VR Has Its Pixar Moment With Adaptation Of Neil Gaiman’s ‘Wolves In The Walls’ As Part Of Sundance Slate

Fable Studio

UPDATED with more Sundance VR projects: Virtual reality, an emerging medium that has taken viewers on virtual excursions to the International Space Station, the Great Barrier Reef and the Great Pyramids of Giza, may finally be having its Pixar moment with an adaptation of Neil Gaiman’s children’s book The Wolves in the Walls.

The project from the newly launched Fable Studio is among those selected for the New Frontier section at the now underway Sundance Film Festival, which for a decade has showcased groundbreaking works at the intersection of art and technology. The story casts the viewer as the imaginary friend of 8-year-old Lucy, a sensible girl who hears noises coming from inside the walls — and is convinced it’s wolves.

Wolves in the Walls evokes the illustrations of a children’s book, though it’s interactive and three-dimensional. It blends elements of animated storytelling and immersive theater with game-like interactivity that flows naturally from the story. What’s compelling about this work, the first chapter of which is being screened at Sundance, is the bond it creates with Lucy. She looks you in the eyes, confides her secret and interacts with you, drawing you in as if you’re a co-conspirator.

Director Pete Billington says Lucy’s character builds on work that Oculus Story Studio did on the Emmy-winning Henry, which invited viewers to connect with an anthropomorphic hedgehog.

“In the middle of Henry we did this thing, we had the character make eye contact with the audience,” said Billington. “It gave us all the chills. ‘Wow a character just acknowledged our presence.’ It was powerful.”

At the same time, Billington said, the team knew Oculus was developing touch controllers that would give viewers the ability to use their hands in a virtual environment. A breakthrough moment came when he used the controllers for the first time in a black box studio on the Facebook campus in Menlo Park, where he remembers picking up a virtual cube off a digitally generated table, throw virtual darts, break virtual objects and interact with a virtual presence — doing fist bumps.
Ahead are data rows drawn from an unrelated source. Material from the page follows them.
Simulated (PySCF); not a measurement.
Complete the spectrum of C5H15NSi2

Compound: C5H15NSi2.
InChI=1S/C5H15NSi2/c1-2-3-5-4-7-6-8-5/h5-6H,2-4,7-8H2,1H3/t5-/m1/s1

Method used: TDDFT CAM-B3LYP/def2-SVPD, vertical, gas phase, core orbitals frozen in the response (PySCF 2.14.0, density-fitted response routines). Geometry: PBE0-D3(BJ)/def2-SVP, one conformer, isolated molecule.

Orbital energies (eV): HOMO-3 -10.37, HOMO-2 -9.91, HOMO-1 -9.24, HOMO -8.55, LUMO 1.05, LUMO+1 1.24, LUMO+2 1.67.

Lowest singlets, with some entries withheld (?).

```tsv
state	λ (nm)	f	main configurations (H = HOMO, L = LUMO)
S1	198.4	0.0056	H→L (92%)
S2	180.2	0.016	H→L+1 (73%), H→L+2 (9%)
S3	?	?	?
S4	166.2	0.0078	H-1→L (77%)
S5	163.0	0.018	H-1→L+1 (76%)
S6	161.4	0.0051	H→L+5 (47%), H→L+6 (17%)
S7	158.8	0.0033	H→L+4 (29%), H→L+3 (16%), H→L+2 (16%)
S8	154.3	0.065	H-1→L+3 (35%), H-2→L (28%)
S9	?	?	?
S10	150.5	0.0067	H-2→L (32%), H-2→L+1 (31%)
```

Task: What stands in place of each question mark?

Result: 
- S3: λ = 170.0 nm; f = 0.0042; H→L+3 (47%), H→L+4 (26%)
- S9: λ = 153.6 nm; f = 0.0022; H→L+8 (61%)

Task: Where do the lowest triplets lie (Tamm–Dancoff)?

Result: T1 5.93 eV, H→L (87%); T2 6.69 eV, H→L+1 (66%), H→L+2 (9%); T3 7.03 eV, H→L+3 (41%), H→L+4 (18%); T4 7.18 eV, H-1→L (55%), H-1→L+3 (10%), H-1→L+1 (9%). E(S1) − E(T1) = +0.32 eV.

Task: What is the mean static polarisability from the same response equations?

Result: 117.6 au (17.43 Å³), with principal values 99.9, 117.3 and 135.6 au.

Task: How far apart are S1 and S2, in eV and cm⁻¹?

“I went into my parking lot, I sat in my car for about a half an hour realizing my past 20 years working in film — it was all going to change,” said Billington.

An image from Wolves in the Walls Fable Studio

The team began exploring this nexus of storytelling and game-like interactivity. They consulted with game developers and traveled to Brooklyn to watch performances by experimental theater companies Punchdrunk and Third Rail Projects.

“We walked out of that thing saying ‘OK, this is exactly what we want to do. How do we do it?’ ” said Billington. “A live actor can improvise. We have a virtual actor.”

Early prototypes of Wolves in the Walls had been heading down a more conventional game route, in which the user could pick up and interact with virtual objects. Billington described the experience as entertaining, sort like a carnival show, but nothing that forged a bond with the central character.

“We had to go through this process to understand, ‘OK, this is distracting you from wanting to connect with Lucy,” said Jessica Shamash. “We had this opportunity to build this prototype, where we learned so much. That set us in the direction of any interaction with Lucy is the most important thing.”

There’s a moment in the early minutes of the first chapter where Lucy begins to sketch out a chalk drawing on the floor, and the viewer feels compelled to squat down next to her, to watch. In another scene, Lucy hands the viewer a Polaroid — which the viewer can hardly resist the urge to accept.

“All those interactions are completely intentional,” said Billington.

Wolves in the Walls is one of five Oculus Studios-backed projects set for Sundance this year. The others: Dispatch, in which a small-town police dispatcher copes with an all-night crime-spree; Space Explorers, from VR studio Felix & Paul, which follows NASA astronauts as they prepare to travel to space; Spheres, in which Jessica Chastain narrates an episodic journey through the universe (including the experience of being pulled into a black hole); and Masters of the Sun, which explores the harsh reality of daily life in America’s urban enclaves, with a story by will.i.am and a cast including Queen Latifah, Jamie Foxx, Rakim, Ice T and more.

Yelena Rachitsky, executive producer of experience at Oculus, said the Sundance projects illustrate the breadth and depth of non-gaming content that’s being developed for virtual reality.

“When Lost first launched, there was this whole question of, ‘Can you tell a story in virtual reality?’ Now, no one’s asking that anymore,” said Rachitsky, noting that the Sundance selections are a mere sample of the projects in development. “It shows the variety of ways you can tell stories in virtual reality.”

This Is Climate Change
Participant Media

New projects already are taking root. Participant Media said today it will expand its virtual reality experience Melting Ice, which was at Sundance last year, into a four-part series titled This is Climate Change. The project, from San Francisco-based production company Condition One and directors Danfung Dennis and Eric Strauss, adds three more, 10-minute, immersive experiences through which climate change is felt urgently around the globe. The series will launch later this year on the Within app, which is available on Apple and Android mobile devices and all major VR headsets. (Within is also at Park City this year to premiere its latest virtual reality experience, Chorus.)

Intel also used the high-profile festival to showcase its volumetric capture technology and other tools and technologies for immersive storytelling “everything from the moment they think of a concept to building that out, we have technology that supports them,” said Rajeev Puran, Intel’s director of VR business development.

Intel also teamed with Spheres director Eliza McNitt to unleash her virtual reality experience of traveling through space that one might only see in a planetarium.

“A camera can only do so much,” said Puran. “But taking that information and computationally creating new worlds and places that are only imagined in our heads, to become a fourth dimension of reality, that’s mind-blowing and exciting.”